I have the great pleasure of working for a company with a high growth trajectory, in a high growth industry. We’ve grown from 20 employees to more than 130 since 2013, so we spend a lot of time talking about onboarding new employees and company culture.
Creating a welcoming environment is important for all organizations, but for our company, it’s a necessity. We have a geographically dispersed team and have grown that team quickly. In order for us to maintain our organizational values as we grow and ensure our team points toward the same north star, we must have a strong, consistent company culture.
Not only is our company culture essential to the day-to-day happiness and experience of our team, it also affects our brand externally. We want everyone who walks in to meet with our staff -- whether it’s in Las Vegas or Greenville, SC -- to have the same experience, understand what makes our organization exciting, and walk away knowing why we do what we do. We have to be diligent to ensure there’s a consistent culture that doesn’t get lost in translation across cities.
Breaking the culture code
Management teams are keenly aware of how important and how difficult getting new team members up to speed can be. Anyone joining a new team faces a learning curve, and the entire company will benefit if that curve is settled on a small hill instead of a steep mountain. After all, a new team member’s first few weeks on the job are critical to setting them up for success, and according to SHRM data, most new hires determine in the first 30 days if they feel welcome in an organization.

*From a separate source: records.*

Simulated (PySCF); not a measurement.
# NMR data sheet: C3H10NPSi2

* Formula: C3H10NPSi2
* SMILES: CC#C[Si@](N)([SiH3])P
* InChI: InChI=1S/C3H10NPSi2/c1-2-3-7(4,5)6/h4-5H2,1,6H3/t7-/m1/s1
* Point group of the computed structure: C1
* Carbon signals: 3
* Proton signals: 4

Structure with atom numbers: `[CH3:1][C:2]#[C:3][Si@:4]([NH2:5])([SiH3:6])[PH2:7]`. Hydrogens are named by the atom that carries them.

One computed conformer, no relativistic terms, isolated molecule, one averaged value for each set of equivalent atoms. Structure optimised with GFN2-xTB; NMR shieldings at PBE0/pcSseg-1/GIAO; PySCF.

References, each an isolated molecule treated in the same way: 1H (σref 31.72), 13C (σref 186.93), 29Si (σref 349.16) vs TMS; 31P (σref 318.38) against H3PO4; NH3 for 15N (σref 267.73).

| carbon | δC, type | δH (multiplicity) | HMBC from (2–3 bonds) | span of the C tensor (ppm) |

In both my role as executive director at The Iron Yard and in the conversations I have with the companies that hire our graduates, the topic of creating a culture that’s easy to walk into and lowers the daunting learning curve for new hires comes up time and time again.
In a recent blog post, I wrote about how being intentional with the language we use helps create an inclusive work environment. Being intentional with our language choices can also be applied to building a company culture that is welcoming to new hires, and we can start by creating a company vernacular that doesn’t need a handbook.
In that respect, I believe company leaders have a lot to learn from coders. Developers -- especially those who contribute to open source projects -- know that having a structure that enables others to easily understand the code and contribute is important. There is agreed-upon language and documentation with the goal of removing ambiguity to align all parties involved.
Rules for communicating clearly
How many of us have walked into a meeting with a new team and heard a sentence that sounds like this:
“You’ll want to talk to the RDO and SME in that COE to make sure what you’re asking aligns with their KPIs and MITs for this quarter.”
As a new hire in that meeting, you have two options: stop the conversation and ask someone to translate, or smile and nod until you figure it out yourself.
To make things even more complicated for new team members, in today’s modern workplace, many of these conversations are happening virtually. Those acronym-ridden messages are being passed around in Slack channels, emails, or remote conferencing. We’re more able than ever to work collaboratively across cities and time zones, but we’ve also expanded the possibilities for important information to get lost in translation.
Why don’t we all just speak in plain English? What if you didn’t have to learn a new set of company acronyms every time you started a new job or Google words in a meeting to understand what others are saying, especially when what they’re saying is really quite simple? Does it really make us seem smarter if we’re able to regurgitate acronyms?
Take for example the sentence above. All we really mean to say is:
“Let’s go talk to the director and experts in that department to make sure what we’re working on aligns with their goals for this quarter.”
My personal challenge is to avoid the acronym temptation and get in a better habit of speaking clearly. To use the word “expert” instead of “SME" or “subject matter expert.” It’s a small change, but it’s something we can do to make our work cultures more approachable and lower that steep learning curve, even if it’s just a little bit.
Developers know that the more clear you are in your lines of code and repository documentation the easier it is for other people to read your code, contribute and use it. The same principle can be applied to every department of your business.
So as we start 2017, let’s all try to think like developers. By being clear in our communication and prioritizing an accessible company culture, we’ll all see the benefits.